Gingerbread Oatmeal Cream Pies


  • 1 cup butter, softened
  • 1 1/4 cup brown sugar
  • 1/4 cup sugar
  • 2 eggs
  • ¼ cup molasses
  • 2 teaspoons vanilla
  • 2 1/4 cup flour
  • 1 teteaspoon baking soda
  • 1 teaspoon salt
  • 2 teaspoons ginger
  • ½ teaspoon cloves
  • ¾ teaspoon cinnamon
  • 1 1/2 cup oats
  • 1/2 cup butter, softened
  • 1 1/2 cups powdered sugar
  • 1 teaspoon vanilla
  • 7 oz jar marshmallow fluff
  • 1 tablespoon maple syrup

Preheat oven to 325. Line baking sheets and set aside.
In a mixer, combine the butter and sugars and beat until creamy. Add eggs one at a time, beating well after each addition. Stir in the molasses and the vanilla.
In a separate bowl, combine flour, baking soda, salt, ginger, cloves and cinnamon. Carefully add flour mixture to butter mixture, beating well. Stir in oats until blended. Refrigerate dough for at least an hour.

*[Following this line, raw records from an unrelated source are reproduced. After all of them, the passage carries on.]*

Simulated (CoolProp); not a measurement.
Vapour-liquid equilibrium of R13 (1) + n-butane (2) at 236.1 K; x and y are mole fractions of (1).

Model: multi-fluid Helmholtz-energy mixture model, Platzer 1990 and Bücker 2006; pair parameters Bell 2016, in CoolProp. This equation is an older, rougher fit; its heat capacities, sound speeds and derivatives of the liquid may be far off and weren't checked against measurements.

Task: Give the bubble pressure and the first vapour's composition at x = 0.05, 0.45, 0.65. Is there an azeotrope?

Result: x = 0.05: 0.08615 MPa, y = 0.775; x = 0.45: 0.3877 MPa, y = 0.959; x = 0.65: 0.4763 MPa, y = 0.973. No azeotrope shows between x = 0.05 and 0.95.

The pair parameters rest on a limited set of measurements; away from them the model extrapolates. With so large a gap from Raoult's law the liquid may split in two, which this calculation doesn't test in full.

Using a small cookie scoop, scoop up dough and shape roughly into 1 in balls. Bake for 10-12 minutes or until edges have set lightly but the center is soft. Let cool on baking sheet for a few minutes before moving to a cooling rack.
For the filling, beat butter until creamy. Slowly stir in powdered sugar. Add vanilla and marshmallow fluff. Blend in maple syrup.
Spread a large spoonful of filling on bottom of one cookie, top with another cookies. Store in refrigerator.